Newly published tarot and oracle decks arrive on Amazon, Etsy, crowd-funding platforms, and in bookstores every month. Today there are literally thousands of decks to choose from, including out-of-print decks as well as published ones. Reviewing a deck is a subjective judgement intended to help readers determine if they want to own the deck.
The critical review of a deck for AskAstrology involves looking at the quality and size of the cards, visual accessibility of the art, quality of the companion book or booklet, and potential usefulness in professional practice. This month I have chosen to review the Kawaii Tarot Deck by Lulu Mayo.
From the publisher:
With this deck and guide, you’ll learn to use your intuition to interpret the cards’ messages, manifest your intentions, and connect with your inner self while being surrounded by the cuteness of kawaii! Find insights on where you are and figure out your next move with the help of supercute kawaii characters like Lucky Cat, Princess Poodle, and Fancy Unicorn.
About Lulu Mayo:
London-based illustrator Lulu Mayo is passionately committed to daydreaming in the fantasy art world where mysterious creatures and cute animals live. She started her studies in business before realizing that she was at her happiest drawing. This led her to pursue a master’s degree in Illustration at Camberwell College of Arts, University of the Arts London. She loves the quirky and the fun and enjoys bringing energy and humor to her artworks ranging from books, greeting cards, and editorial designs. She has 18 books under her belt. Her best-selling A Million Creatures to Color series has been successful worldwide—having been published in more than 20 different territories.
Card Stock and Shuffling
Printed on thin card stock, these cards have a glossy finish with curved edges. They are easy to shuffle, and a little slick when you first get them out of the box. They may slip out of your hands until the cards get some wear from handling and repeated use.
Artwork and the Visual Accessibility of the Deck
The artwork is very fun and light-hearted, and Lulu Mayo is a clever and talented artist. Unfortunately, the artist and her artwork do not easily convey the meanings of the cards, so you will need to rely on the companion book to know the meanings the creator selected. The deck mostly follows the Rider Waite Tarot, keeping many of the design concepts, but using very cute characters instead of human figures.
The Hanged Man
From the booklet:
Sometimes things look worse than they are. It could be time to look at everything from a newer, fresher angle. You may also be in a place of contemplation. Take the opportunity to reconsider old assumptions.
From the booklet:
There is confidence in strength. Some may see this as victory or triumph. But it is also potentially a place of thoughtfulness and compassion.
Ten of Wands
From the booklet:
You might have been taking on too much. This may be a time to think about what you have accomplished, the effort it took, and whether you should have asked for help.
Explanation of the Cards
This deck does have a companion book that is beautifully designed; and the explanations keep with the simple artwork by being very direct and easy to understand. The author describes the Major Arcana as, “If the tarot were a professional sport, these cards would be the big league. The 22 Major Arcana cards represent archetypes drawn from mythology and medieval society. Given their status these cards will more often concern deeper, more life-impacting matters. Although they can be read for their individual meanings, they can also be seen as part of a larger, even mythic journey.”
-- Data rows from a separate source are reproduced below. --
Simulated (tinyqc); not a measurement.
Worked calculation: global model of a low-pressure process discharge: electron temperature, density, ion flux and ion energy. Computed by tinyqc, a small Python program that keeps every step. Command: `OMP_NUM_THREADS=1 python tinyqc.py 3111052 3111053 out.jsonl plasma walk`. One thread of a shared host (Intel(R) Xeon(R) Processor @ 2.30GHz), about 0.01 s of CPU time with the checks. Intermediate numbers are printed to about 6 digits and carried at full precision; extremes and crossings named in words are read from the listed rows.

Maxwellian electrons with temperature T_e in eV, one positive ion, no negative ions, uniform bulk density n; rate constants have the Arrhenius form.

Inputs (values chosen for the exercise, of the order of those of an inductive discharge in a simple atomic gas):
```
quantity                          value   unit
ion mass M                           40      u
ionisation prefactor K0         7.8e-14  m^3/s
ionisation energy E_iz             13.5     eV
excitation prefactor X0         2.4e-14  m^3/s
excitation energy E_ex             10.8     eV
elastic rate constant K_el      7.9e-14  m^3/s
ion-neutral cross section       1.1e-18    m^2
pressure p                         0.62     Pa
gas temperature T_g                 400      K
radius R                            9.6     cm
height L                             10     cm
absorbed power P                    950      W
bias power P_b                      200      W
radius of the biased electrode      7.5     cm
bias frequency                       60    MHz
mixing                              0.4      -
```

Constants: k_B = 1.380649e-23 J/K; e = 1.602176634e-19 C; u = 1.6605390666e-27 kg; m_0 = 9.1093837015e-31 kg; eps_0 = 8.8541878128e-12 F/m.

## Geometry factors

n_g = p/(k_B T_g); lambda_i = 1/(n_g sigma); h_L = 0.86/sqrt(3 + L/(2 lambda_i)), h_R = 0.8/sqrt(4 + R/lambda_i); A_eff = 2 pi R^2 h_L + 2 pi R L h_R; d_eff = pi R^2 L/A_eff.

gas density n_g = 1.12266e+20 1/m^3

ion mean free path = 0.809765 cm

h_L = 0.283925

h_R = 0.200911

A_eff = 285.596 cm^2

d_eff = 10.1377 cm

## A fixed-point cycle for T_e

And the Minor Arcana are, “The 56 Minor Arcana cards are sometimes called the Lesser Arcana. It’s true that these cards do not deal with quite the same level of life altering situations as the Major Arcana. But these are not inconsequential cards. They deal with money, decision-making, and relationships, just to name a few topics of interest. Crucial things!”
As a professional reader, I can say that this deck is definitely fun, and not entirely frivolous; it certainly works for reading in public spaces. Even the most difficult cards in the deck – Death, The Tower, and the Ten of Swords, are not going to cause any anxiety when they show up, at least not from the pictures. It’s a great deck for keeping the reading experience light, or for sneaking in some serious work in a non-threatening way.
I would recommend the deck for personal use, collecting, and general professional use. This deck is beautifully drawn; people will likely consider getting a reading from the deck if they can see the cards. I mean, really, who does not love some super cute animals, which really show off the imagination of the artist.
The deck is just plain fun, visually-speaking. The art conveys the meanings in a limited way, so you will need to learn what the creator intended them to be by reading the booklet explanations. The companion book that comes with the cards is good, and fits with the artwork, so they are nicely paired. The flexible card stock makes shuffling easy, and it will get easier once some of the initial slick sheen wears off with frequent repeated use over a long time. I give this deck four out of five stars.